Isaac GR00T N1 from NVIDIA uses a dual-system design that parallels Helix's S1/S2 architecture: a VLM module for scene understanding coupled with a diffusion transformer for action generation, running at 120 Hz. GR00T N1 was trained on a mixture of real teleoperation data, human video, and NVIDIA-generated synthetic data from Cosmos and Isaac Lab.[13] It was released as an open foundation model that third-party humanoid robot manufacturers can adapt, in contrast to Helix, which is tightly integrated with Figure's hardware and not publicly licensed.[13]
The core architectural distinction between Helix and most other VLAs is its 200 Hz continuous control rate and its 35-DoF whole-body action space.[1] Most VLA models target arm manipulation with 6-7 DoF at lower control frequencies. Helix's high-rate output is what allows it to handle the reactive, real-time adjustments required for humanoid whole-body manipulation. The tradeoff is that the design is specific to Figure's robot hardware and not straightforwardly portable to other platforms.
Another notable difference is the training data profile. Pi0 and GR00T N1 both incorporate large quantities of synthetic simulation data alongside real robot data. Helix v1 was trained exclusively on real teleoperated demonstrations, relying on data quality rather than simulation-generated volume.[1] Helix 02 introduced simulation-trained System 0, bringing Figure's approach closer to the sim-to-real paradigm used by competitors, but S1 and S2 continued to rely on human demonstration data.[3]
Several limitations in Helix's capabilities and deployment context were identified through Figure's own technical disclosures and the BMW program findings.
The original Helix controlled only the upper body. The lower body ran under separate hand-coded controllers, meaning the robot could not simultaneously walk and manipulate with the same neural policy. This was the primary gap that Helix 02 addressed.[3]
System 1, in the original design, relied mainly on proprioception for base stabilization, giving the robot limited environmental awareness outside its upper-body workspace. Navigation in complex or unstructured environments, including stairs and uneven terrain, required separate systems or manual switching prior to the System 0 integration in Helix 02.
The BMW deployment revealed that hardware reliability, not the AI policy itself, was the binding constraint in sustained industrial use. The forearm failure rate required intervention and ultimately drove a full redesign of the wrist subsystem for Figure 03.[5] Industrial deployment at scale exposed failure modes that controlled laboratory testing did not.
Figure's training approach requires large quantities of high-quality human demonstration data. The company was explicit that teaching a new behavior still requires either extensive teleoperation or programming. The 8-hour dataset figure for the logistics variant was held up as an achievement of data efficiency, but it still represents a meaningful collection effort per task category.[2] Generalizing to entirely new task domains beyond the existing training distribution remains a research problem.

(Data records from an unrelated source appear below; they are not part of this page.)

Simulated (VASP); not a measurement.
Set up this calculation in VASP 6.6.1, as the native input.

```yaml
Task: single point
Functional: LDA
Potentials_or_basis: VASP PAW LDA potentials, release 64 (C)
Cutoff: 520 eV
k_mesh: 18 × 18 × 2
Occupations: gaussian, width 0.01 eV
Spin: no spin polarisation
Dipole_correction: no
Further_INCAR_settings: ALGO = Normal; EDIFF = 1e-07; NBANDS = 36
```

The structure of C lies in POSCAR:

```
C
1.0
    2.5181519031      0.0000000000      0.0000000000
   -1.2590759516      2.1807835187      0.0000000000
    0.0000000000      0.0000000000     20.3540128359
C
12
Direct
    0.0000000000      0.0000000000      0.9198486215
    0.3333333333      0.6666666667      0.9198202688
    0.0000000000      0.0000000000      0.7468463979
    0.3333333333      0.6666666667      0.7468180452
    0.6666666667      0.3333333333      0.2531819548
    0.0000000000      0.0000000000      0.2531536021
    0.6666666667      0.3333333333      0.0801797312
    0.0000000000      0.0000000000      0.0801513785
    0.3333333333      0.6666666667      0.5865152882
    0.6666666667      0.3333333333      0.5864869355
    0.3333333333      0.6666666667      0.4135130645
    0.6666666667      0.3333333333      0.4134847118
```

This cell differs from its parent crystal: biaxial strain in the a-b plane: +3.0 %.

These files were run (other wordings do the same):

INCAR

In November 2025, Figure's former principal robotic safety engineer, Robert Gruendel, filed a lawsuit alleging the company had terminated his employment after he raised concerns that the robots posed injury risks, specifically that they were capable of generating forces sufficient to fracture a human skull. The company disputed the characterization. The suit, filed on November 21, 2025 in federal court in the Northern District of California, also alleged that a malfunctioning robot had gashed a steel refrigerator door; Figure said Gruendel was terminated for poor performance and called the allegations falsehoods it intended to discredit in court.[22] The case highlighted broader industry questions about safety evaluation standards for humanoid robots deployed in proximity to workers.
Figure 03 targeted home deployment in late 2026, but as of early 2026, no commercially available unit had been placed in a private residence. Adcock publicly noted that he would not release the robot for unsupervised home use until safety thresholds he had not yet fully specified were met.